One of the favourite films of my student years was "Slaughterhouse Five" (1972) directed by George Roy Hill, who was more famous for off-beat comedies like "The World According to Garp", "The Sting", and "Butch Cassidy and the Sundance Kid". "Slaughterhouse" was a whacky and intriguing Sci-Fi/War movie featuring music, strangely enough, completely compiled by Glenn Gould.
The scene behind the opening credits remains vividly implanted in my mind. A mysterious dark-cloaked figure struggles through vast fields of deep pure-white snow. The only noise on the soundtrack is Glenn Gould playing the slow movement of Bach's fifth Klavier Concerto (BWV1056). I had never heard this music before, and it left an indelible impression.

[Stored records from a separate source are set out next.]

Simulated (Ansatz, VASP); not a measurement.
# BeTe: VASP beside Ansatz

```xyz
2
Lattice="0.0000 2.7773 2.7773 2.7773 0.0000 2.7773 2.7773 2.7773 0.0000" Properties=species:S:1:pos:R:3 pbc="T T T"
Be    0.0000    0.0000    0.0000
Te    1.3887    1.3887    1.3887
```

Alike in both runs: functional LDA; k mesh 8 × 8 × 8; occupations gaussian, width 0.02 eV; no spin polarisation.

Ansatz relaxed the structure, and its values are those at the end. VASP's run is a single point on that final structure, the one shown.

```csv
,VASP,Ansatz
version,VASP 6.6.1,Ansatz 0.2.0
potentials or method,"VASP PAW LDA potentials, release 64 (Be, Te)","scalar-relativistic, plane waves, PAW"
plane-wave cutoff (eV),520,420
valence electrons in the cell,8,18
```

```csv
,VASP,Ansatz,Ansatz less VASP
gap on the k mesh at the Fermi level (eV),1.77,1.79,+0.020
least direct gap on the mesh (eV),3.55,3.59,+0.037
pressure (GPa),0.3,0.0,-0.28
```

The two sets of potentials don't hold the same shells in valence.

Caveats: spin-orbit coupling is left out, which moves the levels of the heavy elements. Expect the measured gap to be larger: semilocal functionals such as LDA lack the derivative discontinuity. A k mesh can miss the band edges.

In creating a new arrangement of the work, particularly one that used neither the original harpsichord nor Glenn's instrument of choice, I wasn't concerned about evoking the film, only about revelling in the searing beauty of the music. It is a mark of Bach's brilliance that he ever thought the third, long-sustained note of the melody, would make sense on the short-lived resonance of a harpsichord. Somehow, magically, it does, but giving that melody to violin releases the sustain of that pitch from the imaginary realm into firm reality. Like most Bach, the exact instrument playing at any moment is rarely as important as the melodic shape that it describes.
I am no specialist in Baroque music, and have made no attempt at, or gesture towards, authenticity of any form. This is a simple homage to Bach's inimitable genius, and a token of my eternal love for this massive, tiny composition.